The news is where we go for up to date information. Therefore, by simply skimming over headlines we can have a decent prediction about what is happening in our world. Within this blog post I will teach you how to connect with NewsApi in order to grab titles for your own personal or professional use.
Step 1: Go to newsapi.org
Once here you will want to click on the blue rectangle in the upper right hand corner that says “Get API key”.
Once selected you will be led to a screen where you need to register for an API key. Fill out the required information, confirm you are in fact a human, agree to the terms, and hit submit.
Congrats! Your registration is now complete and you can begin connecting with NewsAPI.org
Step 2: Installing/Connecting Newsapi
In your jupyter notebook you need to fetch the newsapi library.
- Type
pip install newsapi-python
in your cell and run it in order to first install newsapi. - Run
from newspi import NewsApiClient
to import the needed library. - Connect to newsapi using your key
newsapi = NewsApiClient(api_key = 'YOUR_API_KEY_GOES_HERE')

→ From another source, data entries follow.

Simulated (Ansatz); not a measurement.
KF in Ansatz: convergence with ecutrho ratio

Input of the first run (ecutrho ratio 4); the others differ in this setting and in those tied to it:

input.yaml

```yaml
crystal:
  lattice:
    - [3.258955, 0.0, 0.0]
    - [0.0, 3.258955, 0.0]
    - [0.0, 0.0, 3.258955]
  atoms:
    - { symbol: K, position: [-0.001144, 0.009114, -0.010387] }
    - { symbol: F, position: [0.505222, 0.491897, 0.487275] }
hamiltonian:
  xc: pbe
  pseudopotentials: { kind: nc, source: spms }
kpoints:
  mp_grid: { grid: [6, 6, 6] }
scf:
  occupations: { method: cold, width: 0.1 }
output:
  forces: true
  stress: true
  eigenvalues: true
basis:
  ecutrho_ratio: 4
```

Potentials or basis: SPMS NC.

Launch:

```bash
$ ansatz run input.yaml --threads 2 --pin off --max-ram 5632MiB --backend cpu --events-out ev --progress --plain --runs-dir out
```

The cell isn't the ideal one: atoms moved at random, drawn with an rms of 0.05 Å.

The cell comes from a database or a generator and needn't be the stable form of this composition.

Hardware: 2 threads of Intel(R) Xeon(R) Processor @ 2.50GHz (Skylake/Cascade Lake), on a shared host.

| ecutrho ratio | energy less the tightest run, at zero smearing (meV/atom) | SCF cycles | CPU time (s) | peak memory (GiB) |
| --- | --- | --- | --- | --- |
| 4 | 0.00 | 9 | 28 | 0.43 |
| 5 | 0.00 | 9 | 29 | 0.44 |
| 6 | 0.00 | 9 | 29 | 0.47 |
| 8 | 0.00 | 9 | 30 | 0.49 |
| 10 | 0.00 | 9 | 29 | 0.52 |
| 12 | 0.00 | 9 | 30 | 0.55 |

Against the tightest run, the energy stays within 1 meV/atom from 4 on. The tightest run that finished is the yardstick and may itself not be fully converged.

Step 3: Identify Your Endpoint
NewsApi has two main endpoints and one minor endpoint available, further information can be found here. The two main points are Top headlines and Everything while the minor endpoint is Sources, all three will be covered in detail below.
Top Headlines
We will look at Top headlines first. You will want to use Top headlines for up to date information on breaking news and headlines. When accessing information there are many built in parameters that are very helpful to use, I will cover a couple of these below:
-
country: If you are using the newspaper headlines to make predictions in America you are not going to want to receive headlines in Britian or France. This parameter allows you to use the 2-letter ISO code of the country you desire to receive information on. Therefore if you wanted news articles only from America you would add
country = 'us'
-
category: Allows you to select which category you would like to receive headlines from. If I am creating a model based on sports headlines I could enter in
category = 'sports'
. Other categories available include business, entertainment, general, health, science, and technology. -
sources: If choosing sources it is important to note that this parameter cannot be used with country or category. Sources allows you to select which news source or blog you would like to take information from.
Example code:
news_headlines = newsapi.get_top_headlines(language = 'en', country = 'us', category = 'sports')
news_titles = []
for article in news_headlines['articles']:
news_titles.append(article['title'])
print(article['title'])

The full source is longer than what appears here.